Album Review : Slayer - Diabolus in Musica (1998)

In twenty-six years, I’ve never given Slayer's Diabolus in Musica a complete listen. It has to be a minor sin for a lifelong fan to abandon them in their lowest moment, but I refuse to let anything make Slayer less than Godlike in my mind. I would’ve continued to willfully (and geefully) ignore the existence of Diabolus in Musica, were it not for this retrospective I’m doing, but what am I if not a serious critic? So, is this record as bad as its reputation? Somewhat. It is, by any means, worse than I imagined.

Diabolus in Musica features eleven songs and forty minutes of music. It is often labeled as Slayer's nü metal record, which is both distressing and utterly understandable. The last mainstream metal movement had invaded pop culture and it's somewhat normal for a band to want to at least explore any potential synergies with their core sound, but Slayer is supposed to be the great uncompromising band. So, what Diabolus in Musica ended up really coming off like is : the hardest band in metal sounding insecure.

I would say Diabolus in Musica features one good Slayer song, two merely forgettable ons, six that are very bad and two that are downright humiliating. The opener Bitter Piece is, by far, the best song on the record and it’s not even that good. You can heard the influence of bands like KoRn in the chuggy, downtuned riffs, but you can also feel they’re trying not to sound like Coal Chamber. After the lengthy intro, Bitter Piece has fun vocal hooks and otherwise could feature on God Hates Us All without people noticing.
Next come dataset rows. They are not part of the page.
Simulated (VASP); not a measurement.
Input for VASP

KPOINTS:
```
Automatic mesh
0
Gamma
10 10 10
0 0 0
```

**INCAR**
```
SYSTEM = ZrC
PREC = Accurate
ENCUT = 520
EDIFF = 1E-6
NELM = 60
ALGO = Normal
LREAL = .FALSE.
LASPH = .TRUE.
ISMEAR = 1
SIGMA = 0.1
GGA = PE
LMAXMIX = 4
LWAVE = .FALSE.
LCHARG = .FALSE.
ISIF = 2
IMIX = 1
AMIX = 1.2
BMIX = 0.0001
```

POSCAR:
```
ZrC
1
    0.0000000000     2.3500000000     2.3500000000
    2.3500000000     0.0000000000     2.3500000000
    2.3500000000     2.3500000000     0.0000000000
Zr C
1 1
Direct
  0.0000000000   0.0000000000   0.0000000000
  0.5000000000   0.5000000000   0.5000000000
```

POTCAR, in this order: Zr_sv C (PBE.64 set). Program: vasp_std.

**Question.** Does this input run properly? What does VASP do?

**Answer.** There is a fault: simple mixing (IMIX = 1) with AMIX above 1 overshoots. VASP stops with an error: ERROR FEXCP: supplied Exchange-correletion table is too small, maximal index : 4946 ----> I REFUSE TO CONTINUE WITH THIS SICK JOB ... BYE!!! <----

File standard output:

It really lays the foundation for what will become one of Slayer's seminal records three years later.

But it starts downhill from there. The Coal Chamber effect kicks in full gear on Death’s Head, which starts with an obnoxious (and un-Slayerlike) bassline, murky riffs and a super weird, gimmicky drums and theatrical Tom Araya performance where he's trying to be anyone, but himself. It’s really bad, but it’s nothing compared to Stain of Mind… where Tom raps? I shit you not. The riffs are corny and unappealing. I know Paul Bostaph ain’t Dave Lombardo, but that drumming performance has no soul or identity.

I think it’s the worst song in Slayer’s repertoire, no joke. It’s my favorite band impersonating B level novelty nü metal acts. It could’ve easily been an Adema song. At least you can understand what they were going for on Overt Enemy. It lays the foundation for what would eventually become Deviance on God Hates Us All (and I love that song), but the execution is so tacky and juvenile and I’m not even discussing the lyrics here: Continue lies/Then masturbate/I walk the line/I'll do no time.

WHO ARE YOU TRYING TO IMPRESS WITH MASTURBATION, TOM?

Perversion of Pain is another spin off the same idea that doesn’t quite work. It’s not as bad as Overt Enemy, but it’s not catchy or interesting. It’s just a slew of riffs that don’t really quite gel together with Tom trying his best to sound evil. Decent bridge-to-solo action. but that’s about it. Love to Hate is the only song that I had heard on the record as someone had inadvertently burned it on a mixtape CD for me as I had asked for I Hate You and it’s worse than I remember it to be although it it merely weird and bad.

It’s just not in Tom’s wheelhouse to sing the way he does on this song, almost like a hardcore punk vocalist. Tom has his thing that makes him unique and it’s why we love him. Desire features interesting ideas with the quieter intro and the adequate use of chugging riffs, but once again it’s too over the top and doesn’t features any riffs you’ll remember. It’s as if Ari Aster decided to shoot a camp movie featuring Kevin Smith in the lead role. It doesn’t work. It doesn’t have the tone that made us love them.

In The Name of God, Scrum, Screaming from the Sky and Point are more or less boilerplate Slayer songs. They’re less embarrassing than the rest of the material on Diabolus in Musica. I think that I don’t completely hate Scrum even if it features another obnoxious and unnecessary bass segment and the most by-the-numbers Slayer solo. It has more righteous anger than most of the songs on this record. Screaming from the Sky is alright too, I guess. At least it features fun riffs and dramatic songwriting.

*

Diabolus in Musica was a lot worse than I thought it would be. There’s one song that would’ve qualified as good enough for their other records, but otherwise it doesn’t live up to their legacy of badassery and audio evil at all. It’s formulaic, uncharacteristic of them and sometimes even embarrassing. But it served its purpose in Slayer’s discography and laid the foundation to tweaks in their sound that would allow them to thrive again only a couple years later and for that, it's impossible to completely hate.